Ingham’s Insight: Wind Spotter

Mike Ingham describes what a wind spotter is, and why you need one on your boat.

October 7, 2014

We once had a fifth man on board who was relatively inexperienced. He didn’t have much to contribute to either speed or tactics, so in the spirit of giving him something to do, we assigned him the role of “wind spotter.” He blew us away with his ability to see and communicate the wind on the course. By the end, he was the main tactical contributor, making the tactical decisions all but obvious from the picture he painted. He completely immersed himself in the role. Perhaps with no pre-conceived expectations he did not realize that wind spotters are rarely that dedicated.

Some people seem to have the ability to “see” the wind. But, of course, wind can’t be seen, so instead they have a knack seeing indicators affected by the wind. For sure there are some techniques worth discussion.

Good vision: Some people just see better than others, chose them as your wind spotter! Sun glasses: Quality glasses with the right prescription if necessary.


Understanding texture: More wind usually creates small ripples on the water which show up as dark patches on the water. Seeing this texture is the main role of the wind spotter.

Filtering out external visual input: Just because an area of water looks dark does not mean there is a puff. A cloud above, a mountain in the background, or the reflection of the sun can give us false visual input, so taking this into account is important. For example, if the sun is shining off the water, it looks lighter there, but it may well not be. If it then it gets a little duller in the sun’s reflection, that might be signs of a puff. One technique is to try and just look for the ripples themselves and compare one area to another. Darkness is a good start, but discerning that from true texture is a much better indicator.

Higher up is better vision: Try seeing a puff from just inches above the water – you can’t. So standing on the gooseneck before the start and standing up on the deck occasionally during a race really helps especially in seeing wind in the distance.


Technique: I like polarized glasses so it filters out some of the reflection that looks like lighter wind. I like tilting my head so I see the water with and without the polarization to get a different view. I also like to look away from a spot I am not sure of then back. By scanning side to side I can better see texture differences. Just staring in the distance isn’t good enough.

Other indicators: We look for anything that might help us, such as other boats on or near the course, flags, cruising boats in the distance. Change in cloud patters will surely bring something different in the wind, so looking at the water below the side the clouds are changing at is a great place to focus attention.

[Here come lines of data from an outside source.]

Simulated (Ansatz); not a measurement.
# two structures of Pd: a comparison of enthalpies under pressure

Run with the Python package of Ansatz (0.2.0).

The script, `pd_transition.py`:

Lulls: It’s just as important to find wind where there’s less wind. There are signs, such as one side being shinier, or boats “standing up” (sailing flatter with crewmembers sitting in). But be careful not be fooled by the reflection of the sun, or cold spots on the water. Some local shiny spots are sometimes areas of cooler water that in turn have a thin layer of cooler air which the wind has trouble penetrating.


The wind spotter is not the puff caller. Instead the wind spotter is looking for a trend for the tactician to take advantage of tactically by being the first to see it. There are three zones that the team should be looking for wind.

Zone 1, immediate: The puff caller is looking just a few boatlenghts out and counting down “puff in 3, 2, 1,puff on.” The puff caller is helping the boat go fast by giving the team a few moments to adjust sail trim, body weight, and steering in the immediate time frame. They are not the wind-spotters responsibility because they are about speed, not tactics.

Zone 2, short-term trends: The wind spotter is calling 10 boatlengths or more out. These are puffs and lulls that are far enough away that they could be used tactically.


Zone 3, far: Scanning the edges of the course. Comparing wind on each layline and beyond for bigger trends.

Seeing the wind is of no use if it’s communicated well. “There is more wind on the starboard layline than the port” is good information. “Because there is darker texture on the water and the boats to the right seem more powered up” is even better because it give confidence and credence to the initial statement. “The left seems shinier and the boats are standing up” seals the deal; the tactician has no choice but to head to the right.

Dedication rounds out the best wind spotter. It is one of those thankless jobs that even the most dedicated teammate fizzle out on. To relentlessly look for wind and communicate it for an entire regatta is not easy, but done right, it sure is effective.